Pastoral Letter - June 2026 

While Jeremy Trew is on sabbatical our monthly Pastoral Letter is being written by other clergy in our Team.

Romey-140x200From Rev’d Romey Poston 

Dear Friends,

You may notice something has changed as you come into St Mary’s this month.  The colours are all different: everything is dressed in green. Why? Because we’ve entered the season the church calls Trinity, a long season that will take us all through the summer months and well into autumn.

It has the colour green because it is the season of growth. Without the excitement of major festivals like Christmas and Easter, it’s the time of year when we can focus on growing as Christians, both individually and as a community. Perhaps it’s good that the season is so long because, let’s face it, growing in understanding of, let alone putting into practise, what Jesus teaches us isn’t easy; in fact, it’s a life-long task. As we try, we often slip up, as we say at confession “through weakness, through ignorance, through our own deliberate fault”. It ain’t easy.

So it’s really significant that the season bears the name ‘Trinity’ because our three- in-one and one-in-three persons God has a fundamental message for us which is at the very heart of our call as Christians. The Trinity tells us that our loving God, in his very self, in his very being, is a God of community, a God of relationship.

Theologians talk of the relationship of the Trinity as being like a dance, where each is sensitive to, accommodating, loving and supportive of the other. There’s no treading on toes in the dance of the Trinity. And the truly remarkable thing is that God longs for us to be a part of that relationship - he invites us in.

The truth is none of us can really grow in our faith on our own. We all need the loving, accommodating and supportive help of one another and to hear the wisdom of those who have gone before us. It’s no coincidence that the first disciples were a community. When they struggled to understand, when they made mistakes and tried to grow, they did so in community. We too become disciples of Christ in community.
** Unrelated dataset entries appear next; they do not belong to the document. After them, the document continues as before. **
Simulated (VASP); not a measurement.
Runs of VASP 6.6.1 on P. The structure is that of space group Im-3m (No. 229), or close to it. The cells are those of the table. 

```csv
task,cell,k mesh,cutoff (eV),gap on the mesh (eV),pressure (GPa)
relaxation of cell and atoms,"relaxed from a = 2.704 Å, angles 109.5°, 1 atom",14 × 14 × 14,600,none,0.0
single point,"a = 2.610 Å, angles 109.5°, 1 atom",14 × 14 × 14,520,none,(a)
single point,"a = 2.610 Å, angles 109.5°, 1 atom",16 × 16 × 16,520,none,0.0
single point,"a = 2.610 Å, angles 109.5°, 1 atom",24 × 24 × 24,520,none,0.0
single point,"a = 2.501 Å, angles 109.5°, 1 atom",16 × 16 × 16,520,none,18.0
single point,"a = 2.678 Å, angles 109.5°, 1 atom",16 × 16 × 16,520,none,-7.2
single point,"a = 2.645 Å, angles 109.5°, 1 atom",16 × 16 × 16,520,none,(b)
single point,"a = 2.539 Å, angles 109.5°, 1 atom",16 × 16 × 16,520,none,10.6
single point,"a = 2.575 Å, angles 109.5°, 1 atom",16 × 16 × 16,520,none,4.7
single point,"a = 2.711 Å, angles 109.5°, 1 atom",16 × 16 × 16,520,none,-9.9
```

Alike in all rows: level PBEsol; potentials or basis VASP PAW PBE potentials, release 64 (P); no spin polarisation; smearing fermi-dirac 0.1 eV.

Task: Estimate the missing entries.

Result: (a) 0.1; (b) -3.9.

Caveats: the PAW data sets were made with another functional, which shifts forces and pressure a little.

We grow by worshipping together, by being generous to those around us, especially, as Jesus tells us, to those outside our church walls (even those we don’t much like the look of). We grow by how we welcome and look after the stranger. This month, however many years we have been a Christian, we can begin that journey of discipleship anew, and in the many weeks of the Trinity season ahead, we have a quiet and gentle time to reach out to one another, and together, to reach out to the stranger beyond these beautiful walls, slowly growing in, and living out, the faith Christ taught us.

Our God of relationship is longing for us to try.